As an historian and professor, but more importantly as a Harar native, Zekaria knows the significance of this place as well as any Ethiopian or Muslim scholar, and he is on a mission to call attention to the city, which to him is "the forgotten city of Islam."
Recently, Ahmed's job was made easier. In 2003 the city, 500 kilometers (about 311 miles) east of Ethiopia's capital Addis Ababa, was given a World City of Peace award by the United Nations, in honor of Harar's unique ability to accommodate many ethnicities in a small space without conflict, in a region often beset by tribal and border clashes.
Seventy-year-old Amina Adulahi, the great-great-granddaughter of the Harari king Abadir Shakur, believes the award to be well-deserved. "Harar is a city of love," the still-spry Amina says, bustling through the city's lovely environs, followed by her four beautiful daughters. "Regardless of religion or ethnicity, you can come to Harar and drink and eat in peace."
Shakib Djidawi, curator of the city's Rimbaud Museum, says: "Harar is like the Noah's Ark of culture. We have dark skinned people; light skinned people. Every Harari is multilingual, and they are very peaceful. Harar should be an example for the world - so many cultures coexist [here] peacefully."

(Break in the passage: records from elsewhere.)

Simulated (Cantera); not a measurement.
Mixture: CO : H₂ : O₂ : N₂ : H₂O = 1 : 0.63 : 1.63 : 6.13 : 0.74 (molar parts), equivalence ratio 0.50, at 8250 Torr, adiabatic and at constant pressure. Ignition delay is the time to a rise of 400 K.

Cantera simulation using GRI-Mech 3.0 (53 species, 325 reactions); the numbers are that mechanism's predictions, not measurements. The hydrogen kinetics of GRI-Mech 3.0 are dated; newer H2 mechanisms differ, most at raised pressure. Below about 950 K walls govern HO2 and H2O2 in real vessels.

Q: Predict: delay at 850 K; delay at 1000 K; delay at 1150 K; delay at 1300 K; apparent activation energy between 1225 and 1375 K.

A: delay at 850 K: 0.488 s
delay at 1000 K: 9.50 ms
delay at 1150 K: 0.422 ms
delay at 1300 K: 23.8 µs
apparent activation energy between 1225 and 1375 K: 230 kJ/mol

More significant than the City of Peace award was the decision by the United Nations Education, Scientific, and Cultural Organization (UNESCO) to include Harar on its list of World Heritage sites this year, the seventh such distinction for Ethiopia. With this recognition, Harar's international profile should have risen dramatically. So far, though, it hasn't.
Special parliamentary representative to the city of Harar, Abdusamad Idris, says the city's oversight of the city has been largely due to the Ethiopian government's ill-will toward the city's Muslim community and the administration's efforts to suppress Harar's religious history.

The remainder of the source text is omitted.